Pets

Gradual introduction of new pet is best

How do you introduce a new pet to animals already in the home? This question came recently from a reader named Bev, who said she was bringing a Maltese into her home, where she already has a 6-year-old German shepherd named Luke. Luke is neutered and always got along well with Bev's other dog, which died two years ago.

In addition to the general introduction, Bev will need to take into account the physical size and strength differences between her two dogs, and not just while the Maltese is a puppy.

When introducing a new puppy into my household, I tend to go slowly. Since the ultimate goal is to have all of my dogs get along well long-term, I want to make sure I foster good relationships from the beginning. I always introduce a new puppy to the pack with a barrier between them — a baby gate, a screen door, an exercise pen, etc.

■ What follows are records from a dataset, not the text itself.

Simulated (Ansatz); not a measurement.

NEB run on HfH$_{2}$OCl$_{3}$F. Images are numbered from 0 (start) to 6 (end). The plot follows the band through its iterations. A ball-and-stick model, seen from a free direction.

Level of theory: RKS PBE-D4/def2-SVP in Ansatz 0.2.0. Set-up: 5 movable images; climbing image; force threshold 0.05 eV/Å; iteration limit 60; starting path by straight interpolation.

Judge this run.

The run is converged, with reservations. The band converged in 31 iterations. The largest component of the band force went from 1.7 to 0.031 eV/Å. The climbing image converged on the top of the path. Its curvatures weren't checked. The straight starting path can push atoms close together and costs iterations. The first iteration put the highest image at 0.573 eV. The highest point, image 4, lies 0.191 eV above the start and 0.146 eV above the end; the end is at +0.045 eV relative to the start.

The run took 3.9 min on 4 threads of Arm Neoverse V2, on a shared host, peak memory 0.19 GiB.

Rather than orchestrate an up-close introduction, I simply allow the puppy to be loose in the contained area and allow the adult dogs free access to the rest of the house. This way, they can explore and get to know one another in their own way.

Perhaps the puppy isn't confident enough initially to get up close to the barrier with the adult dogs right on the other side. The puppy might feel more comfortable watching the other dogs from a distance at first. Plus, introducing the dogs in this manner allows each to become familiar with the others — how they smell, how they move, what they sound like — before any direct contact.

Once all dogs have grown accustomed to one another's presence — and this may take a few days or weeks — I begin to take the pup out of the containment area and allow, with plenty of supervision, some direct contact with the adult dogs.

If the adult dogs have become used to the new puppy behind the barrier, then direct contact should result only in some initial curiosity before the dogs resume regular activities.

My goal with each new puppy is to get a strong bond developed between us before the pup has much access to the other dogs. This means that interaction with the adult dogs is limited. Especially with the size difference between a Maltese puppy and a German shepherd, even gentle play could accidentally result in injury.

And I wouldn't want the puppy to be disciplined by the older dog, for the same reason.

If, for example, the Maltese saunters up to Luke while he is eating and tries to steal a morsel from the food bowl, Luke may respond with a gentle scolding — a hard eye stare or a low growl, which should warn off the puppy, or he may choose to snap at her instead, which could result in an injury.

Initially, activities for each of these dogs will be different.

A puppy requires a lot of supervision and training in order to grow into a well-behaved adult, but Luke still needs attention as well.

Bev should treat the dogs as individuals and not set them up to compete with each other for her attention.

They will need to be walked and exercised separately, for example — the puppy will need to learn to walk on a leash, while Luke will require a longer and faster walk.

While it is certainly possible for Luke and the Maltese to eventually have total access to each other, and even play well together, this should happen gradually.

Many a small dog will run circles around a larger dog during play, and large dogs often play quite gently with their smaller friends, but I'd still recommend lots of supervision until the puppy is older, larger and less fragile.